Searching historical newspapers with the Chronicling America API

I've got a few old newspapers from the 1930s and 1940s, and find them fascinating. And so I was excited to stumble on the Library of Congress's Chronicling America API, which 'provides access to information about historic newspapers and select digitized newspaper pages'. Let's check it out.

One of the weirder experiences in writing software is that we can never hold what we create. Mess up a piece of hardware, there's a heap of scrap metal. Mess up a piece of software, there's a few wasted hours and quick rollback in git. Old versions aren't placed on a shelf to collect dust, or put on display in a museum. But being able to touch something connects us to it differently.

Last summer I found an old newspaper for a buck at a garage sale, an edition of The Johnstown Democrat from 1931. It was a lot of fun to show the kids, and to let them actually hold and touch a piece of history that's nearly 90 years old. I have a couple newspapers from the end of WWII as well... they're fascinating.

I was excited to stumble on the Library of Congress's Chronicling America API, which "provides access to information about historic newspapers and select digitized newspaper pages". The result of an effort called the National Digital Newspaper Program, it's completely free and unrestricted. You don't even need to register for a key, which many APIs use to throttle usage. It's not the same as holding it in your hand, but it's still really darn fascinating.

Before we dig deeper though, two things to consider:

If you're new to APIs, check out "What do we mean by API?" to learn more.
You also may want to install Postman, which lets you access API endpoints without having to write an app, plus you can save/sync everything to the cloud.

How to Access

Since there's no key, it's extraordinarily easy to access... just make the call you're interested in. Using it however, proves to be a little more complicated.

Find Newspapers by Title

This is a pretty big API - really, a set of APIs - and I'm only going to look at one of them. The sheer amount of data available is astounding. They provide bulk downloads of the OCR text they've generated from newspapers, and it must be terabytes of data.

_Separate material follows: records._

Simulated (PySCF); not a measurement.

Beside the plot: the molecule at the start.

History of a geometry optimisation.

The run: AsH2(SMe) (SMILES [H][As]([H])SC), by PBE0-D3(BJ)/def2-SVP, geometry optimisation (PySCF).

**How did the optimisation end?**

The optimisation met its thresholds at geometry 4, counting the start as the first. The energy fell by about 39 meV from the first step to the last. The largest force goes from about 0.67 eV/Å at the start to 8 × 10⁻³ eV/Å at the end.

So let's say you know the name of the paper you want. It was Bourbon News in Kentucky, from around the turn of the century. Search for the title and you'll get back a set of results like below. It's in JSON format using a standard called OpenSearch, where the first line is your search term, and the next 3 blocks represent lists of suggested completions, additional info, and URLs to request each suggestion, in that order. If you want to learn more about OpenSearch follow the links - I don't intend to cover it here.

GET http://chroniclingamerica.loc.gov/suggest/titles/?q=bourbon+news

[
    "bourbon news",
    [
        "Bourbon news mirror. (Bourbon, Marshall County, Ind.) 1946-1947",
        "Bourbon news-mirror. (Bourbon, Ind.) 1971-current",
        "The Bourbon news. (Fort Scott, Kan.) 1921-1925",
        "The Bourbon news. (Bourbon, Ind.) 1893-1900",
        "The Bourbon news. (Millersburg, Ky.) 1881-1883",
        "The Bourbon news. (Paris, Ky.) 1895-19??"
    ],
    [
        "sn87056228",
        "sn87056230",
        "sn83040370",
        "sn84045464",
        "sn86069871",
        "sn86069873"
    ],
    [
        "http://chroniclingamerica.loc.gov/lccn/sn87056228/",
        "http://chroniclingamerica.loc.gov/lccn/sn87056230/",
        "http://chroniclingamerica.loc.gov/lccn/sn83040370/",
        "http://chroniclingamerica.loc.gov/lccn/sn84045464/",
        "http://chroniclingamerica.loc.gov/lccn/sn86069871/",
        "http://chroniclingamerica.loc.gov/lccn/sn86069873/"
    ]
]

One thing I noticed is that there's something funky about the search. Searching bourbon+news+paris returned no results, while searching the+bourbon+news still returned results without "The" in them. Maybe articles are ignored and words in parenthesis aren't indexed? Not sure.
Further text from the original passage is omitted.